Skip to main content

Coordination Patterns

How agents in a swarm communicate and coordinate.

Pattern 1: Orchestrator-Worker

A central orchestrator (Lima) directs worker agents.

flowchart TB
Orch[Lima Orchestrator]

Orch --> A[Agent A]
Orch --> B[Agent B]
Orch --> C[Agent C]

A --> Orch
B --> Orch
C --> Orch

Use Case: Most common pattern in Crella Engine.

Pros:

  • Clear command structure
  • Easy to debug
  • Centralized state

Cons:

  • Orchestrator is single point of failure
  • Can bottleneck at scale

Pattern 2: Pipeline (Sequential)

Agents process in sequence, each passing to the next.

flowchart LR
A[Alpha] --> B[Bravo] --> C[Charlie] --> D[Delta]

Use Case: Linear workflows like document processing.

Pros:

  • Simple to understand
  • Clear dependencies
  • Easy error tracking

Cons:

  • Slowest pattern
  • One failure stops pipeline

Pattern 3: Fan-Out / Fan-In

One agent distributes work, another collects results.

flowchart TB
Distribute[Distribute Task]

Distribute --> A[Worker A]
Distribute --> B[Worker B]
Distribute --> C[Worker C]

A --> Collect[Collect Results]
B --> Collect
C --> Collect

Use Case: Parallel research, batch processing.

Pros:

  • Maximum parallelism
  • Fastest for independent tasks

Cons:

  • Requires aggregation logic
  • Complex error handling

Pattern 4: Peer-to-Peer

Agents communicate directly with each other.

flowchart LR
A[Agent A] <--> B[Agent B]
B <--> C[Agent C]
A <--> C

Use Case: Collaborative tasks, real-time adjustments.

Pros:

  • Flexible
  • No single point of failure
  • Low latency

Cons:

  • Complex coordination
  • Harder to debug
  • State management challenging

Pattern 5: Event-Driven

Agents respond to events, not direct commands.

flowchart TB
Event[Event Bus]

Event --> |document.uploaded| Charlie[Charlie]
Event --> |lead.qualified| Echo[Echo]
Event --> |response.received| India[India]
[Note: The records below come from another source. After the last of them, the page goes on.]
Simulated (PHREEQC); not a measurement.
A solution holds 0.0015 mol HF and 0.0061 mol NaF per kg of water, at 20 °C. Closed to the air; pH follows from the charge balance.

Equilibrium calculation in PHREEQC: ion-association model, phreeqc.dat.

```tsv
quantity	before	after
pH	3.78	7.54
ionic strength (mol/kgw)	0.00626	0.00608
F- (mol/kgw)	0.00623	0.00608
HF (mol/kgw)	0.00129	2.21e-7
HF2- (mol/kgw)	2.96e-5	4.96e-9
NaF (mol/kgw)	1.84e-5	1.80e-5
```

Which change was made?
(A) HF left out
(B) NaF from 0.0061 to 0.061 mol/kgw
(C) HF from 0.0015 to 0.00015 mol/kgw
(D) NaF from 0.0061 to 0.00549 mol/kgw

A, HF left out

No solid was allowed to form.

Charlie --> |document.processed| Event
Echo --> |lead.enriched| Event
India --> |escalation.created| Event

Use Case: Decoupled systems, async processing.

Pros:

  • Highly scalable
  • Loose coupling
  • Easy to add agents

Cons:

  • Eventually consistent
  • Debugging complexity

Communication Protocols

Synchronous (Request-Response)

// Agent A calls Agent B directly
const result = await agentB.process(data);

When to use: Need immediate result, simple operations.

Asynchronous (Message Queue)

// Agent A publishes to queue
await queue.publish('charlie.tasks', { document: data });

// Charlie subscribes and processes
queue.subscribe('charlie.tasks', async (msg) => {
const result = await process(msg.document);
await queue.publish('charlie.results', result);
});

When to use: High volume, fire-and-forget, resilience needed.

State Management

Centralized State (Redis)

flowchart TB
subgraph agents [Agents]
A[Alpha]
B[Bravo]
C[Charlie]
end

Redis[(Redis State Store)]

A --> Redis
B --> Redis
C --> Redis

Use: Shared counters, session data, rate limits.

Distributed State (Per-Agent)

flowchart LR
A[Alpha + State A]
B[Bravo + State B]
C[Charlie + State C]

Use: Agent-specific state, no sharing needed.

Workflow State (Lima)

{
"workflow_id": "wf-123",
"current_step": 3,
"state": {
"lead_validated": true,
"enrichment_complete": true,
"email_generated": false
},
"history": [
{"agent": "ALPHA001", "result": "success"},
{"agent": "ECHO001", "result": "success"}
]
}

Error Handling

Retry Pattern

flowchart TB
Task[Execute Task] --> Check{Success?}
Check -->|Yes| Done[Complete]
Check -->|No| Retry{Attempts < Max?}
Retry -->|Yes| Wait[Backoff Wait]
Wait --> Task
Retry -->|No| Escalate[Escalate/Fail]

Circuit Breaker

stateDiagram-v2
[*] --> Closed
Closed --> Open: Failures > Threshold
Open --> HalfOpen: Timeout Elapsed
HalfOpen --> Closed: Success
HalfOpen --> Open: Failure

Dead Letter Queue

Failed messages go to a DLQ for manual review:

Main Queue → Agent → Success ✓

Failure (after retries)

Dead Letter Queue → Human Review

Best Practices

  1. Start with Orchestrator-Worker — Simplest pattern, optimize later
  2. Use async for high volume — Don't block on slow operations
  3. Implement idempotency — Safe to retry any operation
  4. Log everything — Correlation IDs across agents
  5. Set timeouts — Don't let agents hang forever
  6. Design for failure — Every call can fail